BACOLOD CITY—The growth of Bacolod has spilled over to other cities in Negros Occidental, based on the big improvements in the competitiveness rankings of three component cities -- Bago, San Carlos and Kabankalan -- in 2017.
This was the observation of Joselito Basilio, acting deputy director of Bangko Sentral ng Pilipinas (BSP)-Department of Economic Research, during the BSP Conference on Gearing Up for External Competitiveness held at the Seda Capitol Central here on Tuesday.
“I don’t exactly know their geographical locations, but it seems there’s a spillover in the sense that their jump (in the rankings) is really high. One of those three (referring to Bago City), jumped 45 steps up. So that’s a big jump,” he said.
“This is precisely because the potential of the region (Western Visayas) is really high. More than the agriculture side, there is the industry and services side,” Basilio added.
The rankings of the cities are based on the sum of their scores on four pillars: Economic Dynamism, Government Efficiency, Infrastructure, and Resiliency, as shown in the 2017 Cities and Municipalities Competitive Index.
Among 145 cities, including 33 highly-urbanized and 112 component cities, Bacolod was in the 22nd spot. Kabankalan was in 62nd place; Bago, 67th; and San Carlos, 100th.

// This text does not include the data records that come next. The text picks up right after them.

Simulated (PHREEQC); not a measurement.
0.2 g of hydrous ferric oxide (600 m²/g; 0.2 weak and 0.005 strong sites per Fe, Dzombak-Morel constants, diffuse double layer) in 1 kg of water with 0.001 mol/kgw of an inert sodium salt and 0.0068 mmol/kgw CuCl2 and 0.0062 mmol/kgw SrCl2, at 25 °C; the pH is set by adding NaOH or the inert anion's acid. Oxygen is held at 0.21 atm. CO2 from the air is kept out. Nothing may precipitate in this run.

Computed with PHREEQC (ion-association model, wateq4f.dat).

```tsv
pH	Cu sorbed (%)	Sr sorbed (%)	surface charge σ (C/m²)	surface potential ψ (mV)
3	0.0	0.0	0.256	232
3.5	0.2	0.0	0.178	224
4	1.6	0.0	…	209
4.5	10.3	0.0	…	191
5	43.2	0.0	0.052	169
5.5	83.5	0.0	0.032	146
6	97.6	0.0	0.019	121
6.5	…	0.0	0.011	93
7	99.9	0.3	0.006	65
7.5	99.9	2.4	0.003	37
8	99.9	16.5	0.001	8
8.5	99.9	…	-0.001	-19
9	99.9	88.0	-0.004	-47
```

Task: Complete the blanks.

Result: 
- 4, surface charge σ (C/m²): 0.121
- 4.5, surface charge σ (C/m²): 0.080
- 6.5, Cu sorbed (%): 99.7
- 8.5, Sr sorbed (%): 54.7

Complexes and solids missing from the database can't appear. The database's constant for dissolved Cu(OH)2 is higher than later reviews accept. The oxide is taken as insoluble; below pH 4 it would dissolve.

However, in the 2017 Most Improved Rankings among component cities, Bago zoomed to number one after leaping 45 spots -- from 108th in the 2016 Rankings to 63rd in the 2017 rankings.
San Carlos placed sixth after placing 75th in 2017 from 101th in 2016, or up by 26 spots.
Kabankalan, which was ranked 14th, improved by 14 places -- from 49th in 2016 to 35th in 2017.
To the south, Bago is situated right next to Bacolod while Kabankalan is about two hours away. San Carlos is the northernmost city, but only about a two-hour drive from Bacolod via the Negros Translink Highway.
The three cities are the only ones from Negros Occidental included in the top 15 of the most improved component cities list. Among highly-urbanized cities, Bacolod remained in the 20th spot in the past two years.
Basilio said Bacolod can still grow further given its potentials.
“You have the potential in terms of labor growth, employment, and human resource. You have good schools here,” he said, adding that one important growth factor is also science and technology.
In his presentation, Basilio cited the strengths of Negros Occidental and Bacolod City, which include local economy size, growth and structure; education, health, information technology, and financial technology capacity; land use, early warning system, risk reduction plans; and employment.
In Western Visayas, from 2015-2017, the three-year value-added growth per sector is 3.5 percent in agriculture, forestry and fishing; 9.7 percent in industry; and 7.5 percent in services.